Their new release Live offers a half-dozen cuts (the shortest clocking in at just over 10 minutes) and is a total jamfest from beginning to end. Joining founding members Jeff Otto (vocals, bass, ukulele, guitar), Bob Stirner (vocals, guitar, bass), and Bud Burroughs (mandolin, bouzouki, and keys) is drummer Tim Kelly – blessed with a jazzman’s groove, a flair for funk, and a rock ‘n’ roll heart. Chip Desnoyers adds spacey and lovely pedal steel to a couple of the tunes on Live; elsewhere, Tom Hampton’s soaring lap steel provides a layer of tastiness.
Right off the bat, it needs to be acknowledged that Bud Burroughs ought to be arrested for being too damn good at too many things. For years, Burroughs has been Boris Garcia’s master of the mando and ‘zouk, his eight-string work helping to define the band’s sound. It wasn’t until the last studio album (2011’s Today We Sail) that Burroughs really stepped into the forefront with some impressive piano and organ work – and if that wasn’t enough of a “Where the hell did that come from?” moment, Live finds him propelling several of the jams to some place far away with his killer keys.
It’s Burroughs’ piano that leads the beautiful glide of the brand-new “Waters Blue”, with Otto on lead vocals. The jam begins with a major-flavored exploration, Stirner’s punchy, aggressive bass combining with Kelly’s rhythms to challenge things without ever losing a grip on the groove. Desnoyers maintains a high-altitude reconnaissance on the pedal steel as things evolve into an angular piano/bass freakout of the nicest sort. Eventually, the band touches down softly; Kelly fastens the beat in place; and Otto comes in with one more bouncy Boris Garcia-y verse. (And take note that Burroughs has at this point gone totally Garth Hudson on the organ to finish the tune in grand style. It’s madness, I tell you.)

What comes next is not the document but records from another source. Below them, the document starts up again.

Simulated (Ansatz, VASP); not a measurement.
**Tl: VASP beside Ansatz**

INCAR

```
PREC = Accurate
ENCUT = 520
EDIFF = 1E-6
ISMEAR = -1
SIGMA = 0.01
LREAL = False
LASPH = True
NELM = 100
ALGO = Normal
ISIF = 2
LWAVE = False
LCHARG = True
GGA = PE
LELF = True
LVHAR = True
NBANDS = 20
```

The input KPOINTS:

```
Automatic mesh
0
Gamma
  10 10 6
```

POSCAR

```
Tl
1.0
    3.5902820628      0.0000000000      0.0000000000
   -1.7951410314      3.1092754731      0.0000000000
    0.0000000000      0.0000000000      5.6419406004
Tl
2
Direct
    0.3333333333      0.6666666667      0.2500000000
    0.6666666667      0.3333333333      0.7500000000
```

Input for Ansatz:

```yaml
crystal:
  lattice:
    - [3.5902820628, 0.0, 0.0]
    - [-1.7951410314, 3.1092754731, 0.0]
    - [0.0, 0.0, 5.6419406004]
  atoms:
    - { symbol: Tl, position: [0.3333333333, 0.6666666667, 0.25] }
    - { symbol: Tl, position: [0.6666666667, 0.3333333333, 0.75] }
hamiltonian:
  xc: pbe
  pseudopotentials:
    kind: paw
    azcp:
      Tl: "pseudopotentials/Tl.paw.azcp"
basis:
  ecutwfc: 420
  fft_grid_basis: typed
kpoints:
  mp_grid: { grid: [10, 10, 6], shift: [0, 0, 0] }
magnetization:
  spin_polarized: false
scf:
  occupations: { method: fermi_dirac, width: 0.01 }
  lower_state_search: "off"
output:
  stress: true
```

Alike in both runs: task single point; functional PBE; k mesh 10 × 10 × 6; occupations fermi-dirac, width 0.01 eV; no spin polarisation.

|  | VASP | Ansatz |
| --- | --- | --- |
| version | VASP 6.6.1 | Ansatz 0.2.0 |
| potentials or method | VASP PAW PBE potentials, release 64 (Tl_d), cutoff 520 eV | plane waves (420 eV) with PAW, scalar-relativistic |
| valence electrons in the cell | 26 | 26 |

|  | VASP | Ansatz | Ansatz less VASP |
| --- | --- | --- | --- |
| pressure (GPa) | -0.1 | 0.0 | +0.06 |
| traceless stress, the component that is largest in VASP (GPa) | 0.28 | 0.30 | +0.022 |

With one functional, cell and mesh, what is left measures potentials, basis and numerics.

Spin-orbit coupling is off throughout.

Don’t worry, though: fans of Burroughs’ talents on things with strings will find plenty to love on Live as well. Take “Long Black Hair”, for instance: Burroughs’ mandolin chugs along to either side of the beat, working the rhythm like a safecracker as the vibe swings from Appalachian to Tibetan; a wild cascade of mando gives way to the moan of Hampton’s lap steel as the song tumbles into a dark, dark place (when did the sun turn black?); but Bob Stirner guides things back to the original groove in the final moments with one last verse to seal the deal.